It would be convenient to blame the recent heatwave, our oppressive Queensland summer weather, but deep down I know that I just never get the water–light balance right (nor can I seem to discourage the cats from digging up our planter boxes, the little shits).
I’ve killed a string of pearls and several little nerve plants, their delicately veined leaves curling up and eventually disintegrating to nothing. Our parsley and sage have died, and a sedum is on its way out — I over-watered it, the Internet tells me.
The only plants still flourishing — or, let’s face it, surviving — are the mint and the succulents, as well as a gifted Zanzibar gem that keeps on keeping on despite the ravages of kitten teeth, recycled air, and a haphazard watering ‘schedule’.
This year, I’ve been feeling withered and desiccated, too, like a pot-bound fern yellowing at the tips and failing to draw nourishment from the boxes in which I’ve found myself. I keep thinking about the memes that have crossed my screen describing humans as house plants with more complex emotions. Perhaps, after the ‘unprecedented events’ of 2020 spent trapped inside a 13-inch screen for vast periods of time, reduced to a cluster of pixels in the so-called Zoombie apocalypse, we all simply need more air, sunshine, and water.
But do you feel like something else is going on?
I’m guessing I can safely speak for many people when I say that this whole year has been a bumpy ride in terms of unlearning and renegotiating our social worlds. The spaces available to us — both physical and virtual — to interact with one another have puckered and expanded in response to changing directives and a constellation of personal circumstances: employment status and workload, family dynamics, new or existing health problems.
We’ve borne the brunt of distance and isolation as well as the urgency of new intimacies and intrusions upon our downtime and personal spaces. If you’re anything like me, it’s come as a shock at times to reach for the support you’ve long taken for granted and find only empty, stale air. In other ways, the sudden whomp of oxygen afforded by somebody’s absence or remoteness has come as a curious relief, unexpected warmth, safety, and reassurance flooding in from previously quiet corners to fill the void.
Significant change of any kind is exhausting.
But the realignment of satellites in your own little cosmos?
I think this particular variety of world-weariness taps a deeper seam than videoconferencing fatigue or hug deprivation. If personality is actually contingent on context, what sustenance do we want and need when we’re yanked abruptly free of the complex root systems we’ve spent a lifetime establishing and maintaining?
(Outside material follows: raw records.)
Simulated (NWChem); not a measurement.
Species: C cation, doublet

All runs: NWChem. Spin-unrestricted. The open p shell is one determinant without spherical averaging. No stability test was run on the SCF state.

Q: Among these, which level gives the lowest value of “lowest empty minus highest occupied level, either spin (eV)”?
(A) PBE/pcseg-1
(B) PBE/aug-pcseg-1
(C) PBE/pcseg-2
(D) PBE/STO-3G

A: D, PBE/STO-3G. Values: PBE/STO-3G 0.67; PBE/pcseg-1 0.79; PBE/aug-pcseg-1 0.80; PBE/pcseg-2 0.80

What have you discovered about yourself this year as the interpersonal furniture of your life has been rearranged and then rearranged again?
For me, as other pressures have mounted — and as some relationships and opportunities have receded and others washed into shore — I’ve been surprised by how much more loosely I grip my expectations about regular contact and interaction. I’ve realised I’m much less social than I’ve always assumed, that I crave and cherish time alone, that perhaps some friendships were more habit than must-have. I’ve newly recognised the need for quality interaction over quantity, the art of conversations that enable dialogue rather than encouraging diatribe. I want to work on slowing down, taking a less reactive approach to messages and emails, thinking more carefully before saying yes or no, having the courage to respond: ‘I wish you all the best, but I’d prefer not to be involved.’
But how do I communicate these realisations and new, fragile boundaries to the people around me?
Imagine, I keep thinking, if humans came packaged with a little label or plastic garden stake bearing clearly printed care instructions:
Place in a warm spot inside your heart but out of the direct sunlight of constant interaction. Water on a weekly basis with meaningful conversation. Responds well to a dusting of pet photos and reading recommendations but may atrophy in the presence of a competitive dynamic. Experiences growth beneath the surface that may not be visible above ground. Will stop putting out feelers if she gets no response. Naturally prickly.
Maybe it is unkind or reductive to think of people this way (I’ll be the first to admit, though, that I’m probably a cactus), but I believe we would do well to more clearly articulate our needs or the conditions for our ongoing nourishment and survival — and to more deliberately look out for signs of growth and decay in the people in our orbits.
If you were a plant, what would you be?